Word of the Day: ONYCHOPHAGIST

ETYMOLOGY
– from onycho- (relating to the nails) + –phagist (denoting people or animals who eat a particular food)

EXAMPLE
“…My eldest daughter had finished her Latin lessons, and my son had finished his Greek; and I was sitting at my desk, pen in hand and in mouth at the same time, (a substitute for biting the nails which I recommend to all onygophagists)…”

From: The Doctor &c.
By Robert Southey, 1834
“The Utility of Pockets. A Compliment Properly Received”

Word of the Day: ROWDY-DOW

also Scottish and dialect form ROW-DE-DOW

ETYMOLOGY
 originally a variant of row dow dow ( a series of sounds as produced by beating a drum)
later possibly influenced by rowdy dowdy (characterized by noisy roughness)

EXAMPLE
“…There has been a terrible rowdydow in the operatic green-room…”

From: Dashes at Life with a Free Pencil
By Nathaniel Parker Willis, 1845

Word of the Day: POWFAGGED

ETYMOLOGY
– from pow, variant of poll (the top of the head) + fagged (extremely tired)

EXAMPLE
“…Ther’s some sort o’ rumption gooin on ‘ith country, no deawt, an’ wi’st be gettin lurked, or lawmt, or powfagged some road, so let’s turn back while us booan are whul…”

From: Tales and Sketches of Lancashire Life
By Benjamin Brierley, 1862

Word of the Day: OBROGATE

ETYMOLOGY
– from ppl. stem of Latin obrogāre (partly to repeal a law by passing a new one), 
from ob- (ob-) + rogāre (to ask, supplicate, propose a law, introduce a bill)

EXAMPLE
“…makes it a badge of royalty, that the Prince, without his subjects consent, may prohibite, abrogat, derogat, subrogat, and obrogate to the standing laws, wheir he sees it necessar, excepting the laws of God, of nature…”

From: Historical Notices of Scottish Affairs
By Lord John Lauder Fountainhall, 1848

Word of the Day: TINCTUMUTANT

ETYMOLOGY
from Latin tinctus (a dyeing) + mūtāntem (changing)

EXAMPLE
“…The chameleon is the best known of all the tinctumutants (tinctus, color, and mutare, to change), though many other animals possess this faculty in a very marked degree…”

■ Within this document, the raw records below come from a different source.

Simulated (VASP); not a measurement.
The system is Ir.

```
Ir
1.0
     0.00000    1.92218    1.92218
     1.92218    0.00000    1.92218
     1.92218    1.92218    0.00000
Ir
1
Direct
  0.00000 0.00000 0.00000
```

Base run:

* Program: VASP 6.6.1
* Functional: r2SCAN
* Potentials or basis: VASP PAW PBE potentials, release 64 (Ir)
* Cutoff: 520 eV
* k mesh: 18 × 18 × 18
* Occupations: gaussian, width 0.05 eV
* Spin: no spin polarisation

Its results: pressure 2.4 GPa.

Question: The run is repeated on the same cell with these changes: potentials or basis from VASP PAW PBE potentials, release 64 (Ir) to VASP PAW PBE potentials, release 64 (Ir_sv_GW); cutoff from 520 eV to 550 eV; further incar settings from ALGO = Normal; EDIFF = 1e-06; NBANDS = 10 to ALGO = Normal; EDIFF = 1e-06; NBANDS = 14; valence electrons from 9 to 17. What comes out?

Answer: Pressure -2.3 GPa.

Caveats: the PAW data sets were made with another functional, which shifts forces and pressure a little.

From: The Popular Science Monthly
January, 1895
Animal Tinctumutants
By Dr. James Weir, Jr.

Word of the Day: REDAMATION

ETYMOLOGY
from Latin redamāre (to love in return),
from re(d)- re- + amāre (to love)

EXAMPLE
“…Where Christ is not exemplified, in three conformities: In his death, in his life, in his Redamation…”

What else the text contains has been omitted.